Now we have a very precise definition for dma-ranges in the same
language as the rest, and we can identify every involved node as
'initiator', 'target' or 'bridge'

> > It is computable that ops from initator2 -> target flow through
> > interconnect0, interconnect1, and then are delivered to target.
> > 
> > It has a fair symmetry with the interrupt-parent mechanism..
> 
> Although that language is rather different from mine, I think my
> proposal could describe this.  

Yes, I think it did, I was mostly thinking to tighten up the language.

> It doesn't preclude multi-rooted trees etc.; we could give a CPU a
> "slaves" property to override the default child for transaction
> rooting (which for CPUs is / -- somewhat illogical, but that's the
> way ePAPR has it).

Right..

> There's no reason why buses can't be cross-connected using slaves
> properties.  I'd avoided such things so far, because it introduces
> new cycle risks, such as
> socket at 0 -> cross -> socket at 1 -> cross -> socket at 0 in the following.

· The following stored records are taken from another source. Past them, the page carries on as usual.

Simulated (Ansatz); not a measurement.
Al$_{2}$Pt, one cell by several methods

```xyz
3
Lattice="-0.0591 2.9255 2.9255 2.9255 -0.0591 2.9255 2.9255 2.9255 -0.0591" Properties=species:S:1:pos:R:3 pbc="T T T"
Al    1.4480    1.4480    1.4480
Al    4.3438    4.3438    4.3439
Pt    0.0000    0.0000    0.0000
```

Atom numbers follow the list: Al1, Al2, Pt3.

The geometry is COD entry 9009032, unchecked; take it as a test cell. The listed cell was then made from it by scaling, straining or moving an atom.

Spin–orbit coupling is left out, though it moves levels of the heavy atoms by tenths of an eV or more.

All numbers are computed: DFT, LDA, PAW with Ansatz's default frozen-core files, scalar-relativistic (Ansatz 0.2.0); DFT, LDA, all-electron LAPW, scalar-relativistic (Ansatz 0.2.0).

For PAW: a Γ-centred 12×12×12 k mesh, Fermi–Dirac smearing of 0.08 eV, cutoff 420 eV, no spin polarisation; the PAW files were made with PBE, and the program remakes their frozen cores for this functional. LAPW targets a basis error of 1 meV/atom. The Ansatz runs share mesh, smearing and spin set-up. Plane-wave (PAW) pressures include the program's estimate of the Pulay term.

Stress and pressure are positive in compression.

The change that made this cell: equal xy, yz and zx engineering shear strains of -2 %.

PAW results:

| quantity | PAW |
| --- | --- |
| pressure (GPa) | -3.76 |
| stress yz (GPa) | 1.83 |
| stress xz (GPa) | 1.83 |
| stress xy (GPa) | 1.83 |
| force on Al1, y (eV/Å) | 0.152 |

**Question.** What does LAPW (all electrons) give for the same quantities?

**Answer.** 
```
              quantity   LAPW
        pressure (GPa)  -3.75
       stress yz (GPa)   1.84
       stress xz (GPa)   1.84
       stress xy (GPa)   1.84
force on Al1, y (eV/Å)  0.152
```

That is actually really how hardware works though. The socket-routers
are configured to not have cycles on an address-by-address basis, but
the actual high level topology is cyclic.

> / {
> 	cpus {
> 		cpu at 0 {
> 			slaves = <&socket0_interconnect>;
> 		};
> 		cpu at 1 {
> 			slaves = <&socket0_interconnect>;
> 		};
> 		cpu at 2 {
> 			slaves = <&socket1_interconnect>;
> 		};
> 		cpu at 3 {
> 			slaves = <&socket1_interconnect>;
> 		};
> 	};
> 

So, this has dis-aggregated the sockets, which looses the coherent
address view.

I feel it is important to have a single top level node that represents
the start point for *any* CPU issued transaction. This is the coherent
memory space of the system. The DT tree follows a representative
physical topology, eg from the cpu0, socket 0 view.

Knowing affinity should be computable later on top of that.

> Of course, nothing about this tells an OS anything about affinity,
> except what it can guess from the number of nodes that must be traversed
> between two points -- which may be misleading, particular if extra nodes
> are inserted in order to describe mappings and linkages.

Right, now you have to start adding a 'cost' to edges in the graph :)

Or maybe this is wrong headed and nodes should simply have an
 affinity = <&cpu0 &cpu1 &memory0 &memory1>

> Cycles could be avoided via the cross-connector ranges properties -- I
> would sincerely hope that the hardware really does something
> equivalent -- but then you cannot answer questions like "is the path
> from X to Y cycle-free" without also specifying an address.

Correct, and that is how HW works.

The DT description for a bridge might actually need to include address
based routing :(

next-hop = <BASE SIZE &target
            BASE SIZE &memory>

> The downside of this approach is that the DT is unparseable to any
> parser that doesn't understand the new concepts.

This is why I feel the top level 'coherent view' node is so
important. It retains the compatability.

Or go back to the suggestion I gave last time - keep the DT tree
basically as-is today and store a graph edge list separately.

Jason